The clean up was going well, the transformation coming along nicely. Unlike the chrysalides, whose process could only be seen from the outside, this transformation was being visually photographed at every stage. I imagined the before and after album that I would someday create when this project was done.
But, change is not always as we plan it.
After days of happy progress reports coming in and talk of colors and design plans... the next photo I received would look like this:
It happens in an instant. I know everyone says that about fire, but you really don't know until suddenly the entire thing is gone.
A guy doing the siding, said "... before I knew that it was on fire, it was underneath my feet."
A part of me is weighted down with guilt, as I know everyone who was there is also; I feel guilty for not being there working along side of them. As though somehow my mind believes that I could have or would have changed the outcome of the events of that day. But, my heart knows that it is not so. Yet the burden of guilt is not swayed.
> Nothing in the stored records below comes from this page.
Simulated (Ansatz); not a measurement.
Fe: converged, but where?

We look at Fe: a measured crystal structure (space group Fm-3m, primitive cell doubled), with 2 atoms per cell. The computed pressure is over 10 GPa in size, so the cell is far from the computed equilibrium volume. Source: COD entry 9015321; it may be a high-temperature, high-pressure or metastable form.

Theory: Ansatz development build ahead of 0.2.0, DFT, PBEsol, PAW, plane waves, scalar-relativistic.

I know from experience that many times in life we experience tragedy and loss, the more years we live, the more we know this. I also know that some times things seem hopeless and unchangeable. But, things that stay the same? There is only one. He is as He was in the beginning, is now, and ever shall be. All else is fluid, like vapor in the wind.
I know that as time passes, those losses become memories and we continue to live. We are not lost with them. God pushes us through to the other side (you can say carries, but I always feel like I'm being pushed through these things).
But, my mind will not be quiet, it will not settle and I stay up at night, playing and replaying every possible scenario; every possible could have, should have, and nothing changes. But, everything has changed.
The caterpillar forgotten, I was surprised to find this today:
The late blooming caterpillar who seemed to never start his chrysalis, and we gave up on, made his chrysalis anyway, not on the tissue where we'd planned it, but on the inside of an overturned cup.
The chrysalis that fell when we moved it, and we thought would die in the bottom of the enclosure - he was the first to emerge and show us his beautiful colors.
I am reminded that I do not know what the future holds, no matter how well laid my plans.
Things change, under God's watchful eye, whether I put it out of my mind or watch it carefully. I am not in control.
Even when we ourselves are paralyzed by indecision, stress and fear; even when we seem stuck in a place of darkness and despair - God is ever watchful. He who makes sure that the creatures I neglected survive and flourish, is even more watchful over me.
But, as with all that is in this earthly world, none of it will remain. The butterfly will lay its eggs and die, in just a few weeks. That is all the life that it will have. So much work for so little. Like the men who watched the siding they had just installed melt before their very eyes, so much work... and like all else, it is nothing.
Even when, and especially when all is changing, fleeting, dying, melting away... One is as He was in the beginning, is now and ever shall be. Only One. And that is where my comfort lies.